RESULTS OF OPERATIONS FOR THE THREE
MONTHS AND THE NINE MONTHS ENDED SEPTEMBER 29, 2002 AND SEPTEMBER 30, 2001
Net Revenues
Net revenues decreased 12.9% to $31.9 million for the three months ended September 29, 2002 from $36.7 million for the three
months ended September 30, 2001. Net revenues from our Contract Services group decreased 8.8% to $30.6 million for the three months ended September 29, 2002 from $33.6 million for the three months ended September 30, 2001. Net revenues from our
Permanent Placement Services group were $1.3 million for the three months ended September 29, 2002 and $3.1 million for the three months ended September 30, 2001, representing a decrease of 57.8%. For the nine months ended September 29, 2002, net
revenues decreased 44.0% to $81.3 million from $145.3 million for the nine months ended September 30, 2001. Net
10
revenues from our Contract Services group decreased 37.2% to $77.3 million for the nine months ended
September 29, 2002 from $123.0 million for the nine months ended September 30, 2001. Net revenues from our Permanent Placement Services group were $4.0 million for the nine months ended September 29, 2002 and $22.3 million for the nine months ended
September 30, 2001, representing a decrease of 82.0%. The decrease in net revenues was due primarily to the economic slow-down, which resulted in a decrease in the number of new IT assignments, offset by $8.3 million in revenues from OnStaff
Corporate professional assignments, included in operations since its acquisition in August 2002.
Gross Profit
Gross profit for our Contract Services group represents revenues less direct costs of services, which consist
of direct payroll, payroll taxes, and insurance and benefit costs for professionals. As there are no direct costs associated with Permanent Placement Services, gross profit for these services is equal to revenues. Gross profit decreased to 34% or
$10.8 million for the three months ended September 29, 2002 from 37% or $13.7 million for the three months ended September 30, 2001. Gross profit decreased to 34% or $27.7 million for the nine months ended September 29, 2002 from 43% or $62.8
million for the nine months ended September 30, 2001. The decrease in gross profit was primarily attributable to a decrease in demand for Permanent Placement Services, and to a lesser extent, a decrease in the number and profitability of contract IT
assignments, and the lower profitablilty of OnStaffs contract Corporate professional assignments as compared to IT assignment profitability.
Operating Expenses
Operating expenses consist primarily of
sales, sales support and administrative employee and facilities costs. Operating expenses decreased by 49.3% to $9.9 million for the three months ended September 29, 2002 compared to $19.6 million for the three months ended September 30, 2001.

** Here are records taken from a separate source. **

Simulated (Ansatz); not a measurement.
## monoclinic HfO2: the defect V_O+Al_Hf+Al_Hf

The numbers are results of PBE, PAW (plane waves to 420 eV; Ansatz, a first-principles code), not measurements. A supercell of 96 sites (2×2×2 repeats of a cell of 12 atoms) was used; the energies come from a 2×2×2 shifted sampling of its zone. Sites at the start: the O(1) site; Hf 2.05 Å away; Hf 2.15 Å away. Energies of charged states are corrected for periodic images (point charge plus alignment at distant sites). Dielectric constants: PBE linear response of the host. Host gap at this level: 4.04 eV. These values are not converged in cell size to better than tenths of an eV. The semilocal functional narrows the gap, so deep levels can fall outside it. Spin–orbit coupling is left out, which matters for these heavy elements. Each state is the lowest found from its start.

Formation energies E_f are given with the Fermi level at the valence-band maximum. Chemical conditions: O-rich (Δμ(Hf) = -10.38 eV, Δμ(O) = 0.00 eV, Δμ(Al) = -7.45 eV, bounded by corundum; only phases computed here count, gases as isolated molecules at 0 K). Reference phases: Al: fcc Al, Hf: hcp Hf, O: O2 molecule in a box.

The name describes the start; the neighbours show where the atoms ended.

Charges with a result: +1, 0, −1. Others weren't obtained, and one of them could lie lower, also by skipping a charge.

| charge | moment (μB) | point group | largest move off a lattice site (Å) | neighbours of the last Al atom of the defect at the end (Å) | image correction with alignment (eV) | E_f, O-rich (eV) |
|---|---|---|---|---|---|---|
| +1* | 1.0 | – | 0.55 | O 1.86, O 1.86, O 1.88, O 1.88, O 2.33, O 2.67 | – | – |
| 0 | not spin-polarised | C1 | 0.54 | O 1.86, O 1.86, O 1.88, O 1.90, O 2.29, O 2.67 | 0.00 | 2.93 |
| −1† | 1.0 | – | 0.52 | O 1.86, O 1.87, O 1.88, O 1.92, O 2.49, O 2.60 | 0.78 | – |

Operating expenses as a percentage of net revenues decreased to 31.1% for the three months ended September 29, 2002 from 53.5% for the three months ended September 30, 2001. For the nine months ended September 29, 2002, operating expenses decreased
by 69.9% to $32.6 million compared to $108.3 million for the nine months ended September 30, 2001. Operating expenses as a percentage of net revenues decreased to 40.1% for the nine months ended September 29, 2002 from 74.6% for the nine months
ended September 30, 2001. The higher costs in the 2001 resulted primarily from expenses associated with impairment charges relating to goodwill and other intangible assets, restructuring costs and bad debt expense related to declining economic
conditions in 2001. Operating costs in 2002 have decreased from those experienced during the same periods in 2001 as a result of the restructuring of operations in 2001, the continued staff reductions and office realignments in 2002, and the
reversal of pre-tax restructuring reserves of $876,000 in the three months ended September 30, 2002 upon the favorable resolution of certain severance and lease termination items, offset to some extent by the addition of the operating costs of
OnStaff since its acquisition in August 2002.
Other Income, Net
There was no other income reported for the three months ended September 29, 2002 as compared to $0.1 million for the three months ended
September 30, 2001. For the nine months ended September 29, 2002, other income decreased to $0.3 million from $1.0 million for the nine months ended September 30, 2001. The decrease in other income resulted from a decline in cash and cash
equivalents that were utilized to fund operations, the decline in interest rates on investments, and additional debt incurred for the acquisition of OnStaff in August 2002.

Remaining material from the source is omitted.